Travel Talk with D.G. Kaye
D.G. Kaye

The Travel Column with D.G. Kaye – The Bahamas – 14 Islands Up and Running and Waiting for Tourists. | Smorgasbord Blog Magazine

The October edition of my Travel Column at Sally Cronin’s Blog Magazine is live now. In this edition I chose to focus on the Bahamas as a vacation destination. Did you know Bahamas have over 700 islands? Ya, I didn’t know that either. In light of the recent devastation that occurred on some of those islands from Hurricane Dorian, I thought it was the perfect choice for this October edition.

 

Smorgasbord Blog Magazine – The Travel Column with D.G. Kaye – The Bahamas – 14 Islands Up and Running and Waiting for Tourists.

 

The Bahamas – 14 Islands Up and Running and Waiting for Tourists.

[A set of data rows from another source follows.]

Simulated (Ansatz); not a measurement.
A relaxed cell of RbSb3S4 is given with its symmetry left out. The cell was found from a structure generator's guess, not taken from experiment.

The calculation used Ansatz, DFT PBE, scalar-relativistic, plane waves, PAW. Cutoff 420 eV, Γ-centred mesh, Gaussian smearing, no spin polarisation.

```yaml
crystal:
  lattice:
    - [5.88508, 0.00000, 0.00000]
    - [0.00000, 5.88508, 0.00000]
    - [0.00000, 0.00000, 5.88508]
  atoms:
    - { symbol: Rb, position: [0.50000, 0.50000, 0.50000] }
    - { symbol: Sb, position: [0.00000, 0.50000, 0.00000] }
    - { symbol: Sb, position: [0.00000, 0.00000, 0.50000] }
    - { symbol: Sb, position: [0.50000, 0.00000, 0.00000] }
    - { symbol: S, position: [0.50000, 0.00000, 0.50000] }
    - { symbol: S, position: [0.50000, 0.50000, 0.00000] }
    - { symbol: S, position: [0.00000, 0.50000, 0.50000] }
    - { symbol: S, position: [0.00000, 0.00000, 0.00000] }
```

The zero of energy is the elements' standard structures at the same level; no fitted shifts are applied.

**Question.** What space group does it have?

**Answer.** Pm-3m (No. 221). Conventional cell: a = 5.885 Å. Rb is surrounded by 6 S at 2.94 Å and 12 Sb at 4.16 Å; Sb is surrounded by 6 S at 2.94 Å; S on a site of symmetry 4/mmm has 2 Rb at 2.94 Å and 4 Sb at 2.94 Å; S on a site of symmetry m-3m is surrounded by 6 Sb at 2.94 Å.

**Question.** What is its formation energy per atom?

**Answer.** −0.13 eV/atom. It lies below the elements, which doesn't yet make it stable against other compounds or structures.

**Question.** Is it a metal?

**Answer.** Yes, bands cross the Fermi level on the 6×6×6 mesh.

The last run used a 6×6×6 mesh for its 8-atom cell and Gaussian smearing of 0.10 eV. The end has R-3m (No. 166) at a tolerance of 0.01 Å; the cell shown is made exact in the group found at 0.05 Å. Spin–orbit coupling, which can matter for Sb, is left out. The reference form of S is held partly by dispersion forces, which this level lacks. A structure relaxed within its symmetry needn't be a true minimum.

Welcome to this month’s edition of the Travel Column. For this month’s edition I wanted to write about the Bahamas, in light of one of the most devastating hurricanes that pretty much demolished Grand Obaca and Grand Bahama islands. Although support is pouring in from many countries and many selfless people are helping in their own way, the news stated that the best way people can help with their devastation is to visit some of the many islands that make up the Bahamas to help to contribute to their economy to help rebuild with tourism.

 

Bahama Islands Map

 

A Bit of History

The Bahamas were inhabited by the Lucayans – a branch of the Taino people (original inhabitants of the Caribbean for centuries before the arrival of the European colonizers). Columbus made his first landfall there in 1492. Later, the natives were shipped to Hispaniola to serve as slaves, leaving the Bahama islands mostly deserted from 1513 till 1648 when British colonists began to settle there. In 1718, Bahamas became a British Crown Colony, clamping down on piracy. After the American Revolution, American Loyalists (those who stood loyal to the British Crown), settled in the Bahamas with their slaves and built plantations. The majority of the population from this time period on, saw African slaves and their descendants populate the islands.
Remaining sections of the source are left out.